Goldman for Mayor - 2 September 2008 - For Immediate Release:
Statement from Paul Goldman
In the Washington Post today, there is this quote from Mike Berry, the general manager of the Richmond Metropolitan Authority:
"One of the considerations in any discussion would be the playing venue as well as what the community feels it could invest," Berry said. "A partnership could be created with their expectation and what the local community is willing to support."
The RMA is a regional authority, so presumably the "local community" he is referring to are the localities represented on the RMA board.
It will soon be three years since my "City of the Future" plan was praised by Mr. Pantele, the Mayor, City Council and the School Board. It was part of what I call my "Construction Initiative" for improving our schools, a compliment to the "Instruction Initiative" that I want to enact if elected Mayor.
The key component of this plan was to begin the first wide-scale modernization of our school system in modern history, which has the oldest such facilities in the state.
To date, neither the Wilder Administration, any member of the City Council nor the School Board, has seen any urgency in all of these three years to make sure we even began the modernization of a single school, not to mention all the one's included in my plan.
As indicated, I am not sure what Mr. Berry has in mind regarding the City of Richmond putting up money for a new Baseball Stadium. Hopefully, he will enlighten us as to what he means and with whom he has been consulting.
But for me, the choice is clear: If the elected leaders of this city are so indifferent to the plight of the children and have shown no interest in the last three years in finding the time to figure out how to modernize one school in the oldest such system in the state, then there is absolutely no justification for this city contributing any funds from it's public treasury toward a new baseball stadium.

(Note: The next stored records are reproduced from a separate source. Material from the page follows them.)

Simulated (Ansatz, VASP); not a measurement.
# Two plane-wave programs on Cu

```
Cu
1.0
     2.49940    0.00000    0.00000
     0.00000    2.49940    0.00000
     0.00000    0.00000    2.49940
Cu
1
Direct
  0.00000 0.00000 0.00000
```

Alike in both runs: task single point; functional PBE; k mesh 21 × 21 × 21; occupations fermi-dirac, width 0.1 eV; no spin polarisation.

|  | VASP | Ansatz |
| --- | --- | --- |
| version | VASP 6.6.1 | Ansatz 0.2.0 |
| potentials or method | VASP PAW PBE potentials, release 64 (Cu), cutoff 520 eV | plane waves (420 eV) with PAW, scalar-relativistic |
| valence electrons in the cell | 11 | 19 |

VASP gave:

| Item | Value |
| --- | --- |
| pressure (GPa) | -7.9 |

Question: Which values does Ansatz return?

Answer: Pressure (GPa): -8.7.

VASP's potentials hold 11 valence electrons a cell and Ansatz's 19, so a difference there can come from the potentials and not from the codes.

I don't see how a city that is prepared to vote overwhelming for Barack Obama can read his education platform, and then believe that the failure of these last three years in terms of school modernization can be at all justified.
And then to compound the failure by giving public money to a baseball stadium before you have even modernized a single public school?
That's why I say it is time for a change in Richmond.
Given this continuing failure on school construction, there is no justification for the City of Richmond dipping into it's budget, currently 6 million in the red, and spending many millions on constructing a new Baseball Stadium.